000 Xxxxx Xxxx Xxxxxx
Xxx Xxxxxxx, Xxxxxxxxxx 00000
Telephone 800/000-0000, ext. 59
Institutional selling group agreement
Ladies and Gentlemen:
We have entered into a principal underwriting agreement with each Fund in The
American Funds Group (Funds) under which we are appointed exclusive agent for
the sale of shares. You have indicated that you wish to act as agent for your
customers in connection with the purchase, sale and redemption of shares of the
Funds as are qualified for sale in your state. We agree to honor your request,
subject to the terms of this Selling Group Agreement (Agreement) set forth
below.
1. Authorization
a. As a member of a group of firms authorized to make shares of the Funds
available to institutional customers (Selling Group), you will make
available to retirement plans (each a Plan, and collectively, Plans) shares
of the Funds only as described in this Section 1. In placing orders for the
purchase and sale of shares of the Funds, you will be acting as agent for
your customers. We shall execute transactions for each of your customers
only upon your authorization, at the regular public price currently
determined by the respective Funds in the manner described in their
offering prospectuses (Prospectuses). This Agreement on your part runs to
us and to the respective Funds and is for the benefit of and enforceable by
each. The offering Prospectuses and this Agreement set forth the terms
applicable to sales of shares of the Funds through you and all other
representations or documents are subordinate.
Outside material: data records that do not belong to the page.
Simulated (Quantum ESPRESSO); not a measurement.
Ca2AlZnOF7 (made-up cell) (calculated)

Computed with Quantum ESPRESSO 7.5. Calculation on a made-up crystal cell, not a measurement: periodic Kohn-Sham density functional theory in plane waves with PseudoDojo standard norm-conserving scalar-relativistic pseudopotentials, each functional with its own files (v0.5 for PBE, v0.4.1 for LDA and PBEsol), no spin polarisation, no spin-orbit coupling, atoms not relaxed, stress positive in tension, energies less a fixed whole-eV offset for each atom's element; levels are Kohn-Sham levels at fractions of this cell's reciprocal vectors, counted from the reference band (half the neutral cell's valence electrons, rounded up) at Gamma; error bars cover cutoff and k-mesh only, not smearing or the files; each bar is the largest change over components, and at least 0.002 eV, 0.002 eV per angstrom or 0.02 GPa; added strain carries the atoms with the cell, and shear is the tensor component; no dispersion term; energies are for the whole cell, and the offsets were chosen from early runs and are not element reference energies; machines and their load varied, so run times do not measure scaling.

b. Except as provided for in paragraphs c and d of this Section: (1) if
approved by us in writing prior to bidding, you will make Class A shares of
the Funds available only to a Plan of an entity whose retirement plan
assets are already invested in Class A shares and which total at least $50
million, and (2) you will make Class R shares of the Funds available only
to a Plan of an entity whose retirement plan assets total at least $50
million.
c. For a Plan of an entity whose retirement plan assets total less than $50
million, we may, at our discretion, approve in writing your making Class A
shares available to the Plan if the entity's retirement plan assets are
already invested in Class A shares and if the Plan uses the services of an
independent financial intermediary (e.g., broker, financial advisor,
consultant, or RIA). The financial intermediary must provide us with the
following information in writing prior to any approval we might give: (1)
the name of the financial intermediary and the firm with whom the financial
intermediary is affiliated, (2) the name of the proposed Plan, (3) the name
of the Fund(s) and share class (i.e., Class A or R) in which the Plan
intends to invest, (4) a statement that identifies you or another entity as
the one providing recordkeeping services to the Plan, and (5) a statement
from the financial intermediary that acknowledges you as the broker-dealer
of record and that no compensation under this Agreement will be paid to the
financial intermediary from American Funds.
d. For a Plan of an entity whose retirement plan assets total less than $50
million, we may, at our discretion, approve in writing your making Class R
shares available to the Plan if it uses the services of an independent
financial intermediary (e.g., broker, financial advisor, consultant, or
RIA). The financial intermediary must provide us in writing with the same
information listed in paragraph c prior to any approval we might give.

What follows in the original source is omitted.